Moving from mentor to coach
Moving from mentor to coach

Moving from mentor to coach

With my first formal coaching session, as coach, scheduled in the diary, I have done all that I can to prepare and be prepared.

I believe that I have done all that a can to prepare. I have:

  • Started to built a rapport with the client(s)
  • Explained what coaching is and what it is not and how coaching is both similar and different to mentoring. I have also made that declaration through an education lens
  • Researched the clients professional context, read the latest Ofsted Report and reviewed the Performance Tables. I have browsed the school website, made a note of the schools published Values and read the school’s latest newsletters.
  • Established a Coaching Agreement and prepared the ground for our first coaching session. In that discussion, I have underlined the importance of my professional regard for the client and the client’s responsibility to fulfil the agreed actions
  • Emailed ahead of the meeting, to say that “I am very much looking forward to the session.”

As a Headteacher and Senior Leader I have, up until this point in my career, predominantly line managed and mentored staff. I foresee one of the most significantly challenges to my coaching will be – letting go. Recognising and neutralising the imbalance of power and authority.* Perhaps it is more than that, it may go as far as maintaining faith in the capacity of the client to act upon the agreed actions, resisting the urge to advise or even worse, guide as when in previous roles. It may be more difficult to give up mentoring than it is to learn how to coach.

This reminds me of the words of good friend and professional advisor;

If you tell a teacher how to do something, you arm them with a reason as to why that something didnt work.

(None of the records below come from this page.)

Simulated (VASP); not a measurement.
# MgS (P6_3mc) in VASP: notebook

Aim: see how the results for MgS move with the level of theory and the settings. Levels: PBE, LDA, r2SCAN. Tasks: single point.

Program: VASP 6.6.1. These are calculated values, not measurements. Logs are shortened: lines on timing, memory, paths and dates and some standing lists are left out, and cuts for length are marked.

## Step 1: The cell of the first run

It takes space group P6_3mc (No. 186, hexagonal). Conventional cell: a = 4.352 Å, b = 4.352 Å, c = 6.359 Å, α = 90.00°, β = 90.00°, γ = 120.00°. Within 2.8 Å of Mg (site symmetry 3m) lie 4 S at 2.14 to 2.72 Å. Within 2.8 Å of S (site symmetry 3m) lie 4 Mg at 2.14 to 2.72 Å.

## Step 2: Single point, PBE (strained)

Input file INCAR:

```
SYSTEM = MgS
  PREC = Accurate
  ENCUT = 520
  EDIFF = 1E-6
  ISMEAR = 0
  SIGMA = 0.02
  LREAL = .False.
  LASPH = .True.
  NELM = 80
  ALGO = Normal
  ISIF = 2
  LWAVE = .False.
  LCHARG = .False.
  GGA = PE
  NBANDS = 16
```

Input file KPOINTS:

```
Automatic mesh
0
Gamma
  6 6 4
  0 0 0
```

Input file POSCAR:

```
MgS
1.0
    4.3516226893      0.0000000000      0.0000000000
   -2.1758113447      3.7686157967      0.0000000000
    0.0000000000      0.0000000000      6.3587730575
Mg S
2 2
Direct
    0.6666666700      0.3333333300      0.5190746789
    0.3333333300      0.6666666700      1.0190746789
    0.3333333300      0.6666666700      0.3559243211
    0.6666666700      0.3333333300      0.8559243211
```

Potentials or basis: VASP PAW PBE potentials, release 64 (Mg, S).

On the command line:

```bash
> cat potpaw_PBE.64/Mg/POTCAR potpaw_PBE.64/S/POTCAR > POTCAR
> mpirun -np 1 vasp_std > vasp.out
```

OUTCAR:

If I give you advice and it fails, you will blame me. I have traded my advice for your responsibilty and that is seldom a good deal. John Whitmore

(Coaching for Performance, 2009)

Here is the thing though. When equality is promoted by the coaching relationship, that faith is shared. It becomes faith in the client’s ability to act, supported by the coaching process. It is faith in the client’s commitment, supported by the coaching process plus the ‘me time’ to think deeply, reflect, commit and act. And that – is on us.

If the question is ‘Why invest in coaching?’ Maybe the answer is this?

I plan to come back to and part b to this post after the first coaching sessions.

Imbalance of power* The existence of power imbalances needs to be considered, acknowledged and managed, as any imbalance impairs the coaching potential. On the part of the client, Schein (2009) highlights issues of mistrust, through to looking for reassurance and dependency. For the coach, he highlights advising, accepting the dependency and inappropriately giving support. Importantly, it is the person in the position of power that needs to explicitly initiate actions to minimise the differences in power. eg acknowledging the differences, clarifying the new roles, meeting in a neutral venue and inviting feedback.

Reflecting on these points and on personal experience, I would suggest that building rapport and levelling the relationship, may be more challenging where the coach is internal and particularly so if a line manager or Head Teacher.

Considering peer to peer models; Schluters (1993) argues that parity will be one of the key factors that influences relational closeness.